Font size:
Ansicht Home:
International

Alone in a New World

Refugee Kids Build New Lives in Europe

Some come to escape the brutality and horror of war -- others are sent by parents who hope they will one day send them money. The number of unaccompanied youth refugees from Africa and Iraq to Europe is increasing. They are part of a massive trend in global migration.

By Nicolas Büchse
Friday, 4/24/2009   05:09 PM

It was bombs that caused a young Iraqi to lose his home. It was an earthquake in the case of a Chinese teenager who is now no longer certain where he belongs. It was war in the case of a former child soldier from Sierra Leone who is plagued by recurrent nightmares.

This is the story of three boys who made it to Germany on their own in a physical sense but in many ways took longer to get here in mental and emotional terms.

Ibrahim*, 16, flew to Germany from Sierra Leone, armed with a fake passport. Jihua, 14, came by ship -- a trip that took several weeks to complete and took him from his former home in China to a country he knew absolutely nothing about. Hassan, 15, from Iraq, was brought here in a truck by a band of human traffickers.

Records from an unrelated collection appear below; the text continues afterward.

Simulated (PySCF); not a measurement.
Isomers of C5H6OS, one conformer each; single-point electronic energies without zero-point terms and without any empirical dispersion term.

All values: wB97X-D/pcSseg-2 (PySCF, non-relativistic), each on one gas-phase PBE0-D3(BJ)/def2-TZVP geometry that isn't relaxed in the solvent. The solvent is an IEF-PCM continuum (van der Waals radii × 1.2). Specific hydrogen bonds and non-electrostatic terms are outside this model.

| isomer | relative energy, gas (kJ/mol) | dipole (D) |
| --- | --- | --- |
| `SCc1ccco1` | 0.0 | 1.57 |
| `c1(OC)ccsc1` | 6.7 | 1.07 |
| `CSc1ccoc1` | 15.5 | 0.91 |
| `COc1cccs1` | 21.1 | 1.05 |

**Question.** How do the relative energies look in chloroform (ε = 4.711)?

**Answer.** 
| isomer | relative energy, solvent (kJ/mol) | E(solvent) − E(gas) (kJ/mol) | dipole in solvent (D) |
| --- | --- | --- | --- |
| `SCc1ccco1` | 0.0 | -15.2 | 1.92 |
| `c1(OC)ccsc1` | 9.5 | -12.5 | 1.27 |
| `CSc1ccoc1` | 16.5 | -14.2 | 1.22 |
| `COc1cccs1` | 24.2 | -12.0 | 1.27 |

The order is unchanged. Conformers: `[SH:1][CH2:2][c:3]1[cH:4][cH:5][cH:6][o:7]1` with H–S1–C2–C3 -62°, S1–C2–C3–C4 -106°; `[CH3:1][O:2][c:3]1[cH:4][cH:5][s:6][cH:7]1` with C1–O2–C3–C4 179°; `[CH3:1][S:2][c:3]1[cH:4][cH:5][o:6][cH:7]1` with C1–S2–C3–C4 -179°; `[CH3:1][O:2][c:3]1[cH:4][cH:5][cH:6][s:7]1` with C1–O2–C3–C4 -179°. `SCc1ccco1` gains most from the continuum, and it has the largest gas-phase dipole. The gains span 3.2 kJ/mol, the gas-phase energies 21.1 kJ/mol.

When Hassan finally arrived on German soil, he didn't know whether his long and arduous journey would end in vain. He remembers being awakened at night by a sharp jab in the ribs. The smugglers shooed their human cargo off the bed of the truck they had used to transport them. Hassan and the other refugees in his group were left standing in the dark. The steady rattle of the truck's diesel engine, a sound that had been pounded into their heads for days, gradually faded away in the distance. All Hassan knew was that he was somewhere in a forest in Germany. It was night, it was cold, and he had no choice but to wait there until it was light enough to continue his journey.

At dawn he and the other refugees made their way to a train station. He got on a train and rode it for two hours before the police came and asked for his papers. He didn't have any.

Last year, the number of refugees below the age of 18 who came to Germany rose. The majority of these unaccompanied minors came from Iraq, but there are also others from Ethiopia, Eritrea, Guinea and Afghanistan. No one can say for sure how many of these young refugees are currently living here, but refugee organizations estimate the number at somewhere between 3,000 and 5,000, including both legal and illegal arrivals.

Hassan ended up in a suburb of Munich, in a receiving center for child refugees where he was placed together with boys and girls from Ethiopia, Sierra Leone, China and a number of fellow Iraqis, the youngest of them just 10 years old.

Three months later, he is sitting here on the blue couch at Chevalier House, the home he is staying in together with a group of 11 youths who were brought together randomly by the vicissitudes of global refugee flows and others who were sent by their parents to find a better life in this far-away country.

One day, while still living in northern Iraq, Hassan was taken aside by his father, who told him he had something important to discuss. His tone of voice was serious. He said: "You're my eldest son. You have to get out of here. There's no work, only fear. You are going to leave Iraq." His father didn't ask him for his opinion. He gave him a clear order, and disobeying was out of the question.

Hassan is tall and slender. Under his cap he wears his hair in a carefully gelled fauxhawk -- like the one David Beckham used to sport.

"Could you please translate so that the newcomers will understand what I just said," a worker at the home asks him. Hassan pulls the bill of his baseball cap to one side, leans forward and begins to formulate the rules of this new and unfamiliar world in the more familiar sounds of the Kurdish language. The staff worker wants to remind them to adhere to the home's rules about separating trash. The Kurdish kids look at each other a bit perplexed, but recycling is a part of everyday life in Germany they will have to get used to.

Hassan's father had instructed him to "learn German and work hard." The hopes of an entire family now rested on Hassan's shoulders, a family whose existence was threatened in their homeland. Hassan was sent here with a mission to fulfill.

Fourteen-year-old Jihua, for his part, isn't quite sure why he is in Germany. While the Iraqis play pool and chat inside, the Chinese boy prefers to stand outside in front of a glass door.

"The Iraqis are pretty noisy," Jihua says, shrugging his shoulders. A quiet kid, Jihua smiles when he says something and tends to look away shyly when spoken to.

The first impressions he had when he arrived in Germany over three months ago were a bit frightening. The country was full of people who were either white or black, he recalls. They were very big, had long noses, spoke loudly, and what they said sounded threatening. Even worse for him was the fact that the moment he arrived here he was no longer able to communicate verbally with others.

In the first few weeks he slept a lot. After all, sleep meant not having to talk to anyone. Why, he asked himself, should he get up? For who? And for what?

One time he was sitting with the others, watching a live television broadcast of the Olympic Games from Beijing. The other boys in the home marveled at the colorful robes and cheerful people. "China is great," they said. "Why in the world did you come here?"

Jihua's story is confusing and tragic. But in contrast to that of most other refugees, it is not based on war, poverty or persecution. It is a tale of being caught in the maelstrom caused by a natural disaster and of a refugee flow that swept him up and carried him to Germany.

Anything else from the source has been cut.